Passion Pit are an overnight success story of which there are very, very few in this day and age. From the time the band released their debut EP Chunk of Change in late 2008 to now, they’ve gone from being virtually unknown to selling out venues all across the country. They’ll be opening for prog-megastars Muse a few times this year, and the band’s music keeps popping up in commercials and TV everywhere. In short, it’s hard not to notice these guys.

Now, the song Little Secrets is my favorite from the band’s debut LP, Manners, and to commemorate Record Store Day, a red vinyl 7″ was issued, featuring the Passion Pit version on one side, and a remix by Felix Da Housecat on the other. So, what all can be said about Little Secrets? Well, it’s blissfully overindulgent, for one. But it’s the best kind o overindulgent there is. Let’s run down the list: blurry, airy synths? Check. Taut but playful percussion? Check? Pulsing bass? Check. And swirling all about it are the vocals of founder Michael Angelakos, a swooning falsetto angel, multitracked into infinity. Oh, and there’s a choir in there, too. In short, it’s the kind of song you can’t help but love, not because you feel as though it’s trying to impress you, but rather, the opposite: because everything about it feels so effortless and sounds so perfect.

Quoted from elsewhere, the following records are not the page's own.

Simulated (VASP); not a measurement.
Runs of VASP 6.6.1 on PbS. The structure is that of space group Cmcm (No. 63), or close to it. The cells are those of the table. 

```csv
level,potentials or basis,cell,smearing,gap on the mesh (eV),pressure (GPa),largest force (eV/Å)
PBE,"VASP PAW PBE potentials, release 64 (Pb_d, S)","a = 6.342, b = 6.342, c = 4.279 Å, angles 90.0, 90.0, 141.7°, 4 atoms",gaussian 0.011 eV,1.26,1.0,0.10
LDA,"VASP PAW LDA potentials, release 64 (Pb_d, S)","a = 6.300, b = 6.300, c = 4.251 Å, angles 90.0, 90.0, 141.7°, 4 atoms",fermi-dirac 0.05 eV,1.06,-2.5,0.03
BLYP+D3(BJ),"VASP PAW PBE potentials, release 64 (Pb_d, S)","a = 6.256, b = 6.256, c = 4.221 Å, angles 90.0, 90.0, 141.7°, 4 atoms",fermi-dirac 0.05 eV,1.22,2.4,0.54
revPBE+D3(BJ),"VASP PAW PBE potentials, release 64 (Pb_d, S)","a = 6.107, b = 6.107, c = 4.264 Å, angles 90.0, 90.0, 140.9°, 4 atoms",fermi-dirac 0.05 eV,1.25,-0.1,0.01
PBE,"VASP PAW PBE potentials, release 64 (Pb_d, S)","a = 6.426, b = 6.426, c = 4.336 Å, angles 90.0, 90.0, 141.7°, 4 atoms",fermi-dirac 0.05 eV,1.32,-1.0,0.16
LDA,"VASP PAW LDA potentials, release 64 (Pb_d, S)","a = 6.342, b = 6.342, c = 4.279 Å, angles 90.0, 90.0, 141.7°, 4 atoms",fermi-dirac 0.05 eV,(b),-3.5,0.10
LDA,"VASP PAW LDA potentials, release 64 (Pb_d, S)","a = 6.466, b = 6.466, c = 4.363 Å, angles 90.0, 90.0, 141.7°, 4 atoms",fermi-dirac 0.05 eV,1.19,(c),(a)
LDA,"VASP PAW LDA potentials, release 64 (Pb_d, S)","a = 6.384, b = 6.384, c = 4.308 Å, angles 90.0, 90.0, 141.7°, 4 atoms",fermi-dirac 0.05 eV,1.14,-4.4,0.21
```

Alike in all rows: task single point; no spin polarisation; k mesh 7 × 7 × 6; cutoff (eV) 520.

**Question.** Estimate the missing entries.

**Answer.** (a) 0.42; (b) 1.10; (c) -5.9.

The Felix Da Housecat remix, by contrast, feels a bit stilted by comparison; it’s lacking the energy that the original possesses. I’m not sure who Felix Da Housecat is, but the remix sounds like a standard dance club track – sort of like Hercules and Love Affair, but substitute the glamor for trashiness. This isn’t to say it doesn’t work. But if you take a song that wasn’t a one-trick pony, and turn it in to one, you can’t help but feel a bit cheated, even if the results aren’t really all that bad. In short, if you like Passion Pit, it’s probably worth the $6.

I mentioned earlier about the power of music on a physical object, and that’s what I think makes Record Store Day (and indeed, records in general) important. Now, don’t get me wrong, I mostly listen to music on an iPod or a computer nowadays, but (as evidenced by this blog), I still buy a ton of music. Mostly CDs, but some vinyl, too, if the mood strikes me. So, the question is, why CDs? Why vinyl? Why any physical format in the digital age? Well, as convenient and tidy as it is to have loads of MP3s, there’s one thing that MP3s don’t ever have the power to possess. And that is: history. Digital files are digital files; they’re indistinguishable from one another, and no matter how various companies try to dress them up with embedded cover art and digital booklets, they’re still plastic and impersonal. But physical formats, like the LP, the CD, hell, even the cassette, are different. They can age; they can become worn (indeed, if you don’t take care of them, they can break).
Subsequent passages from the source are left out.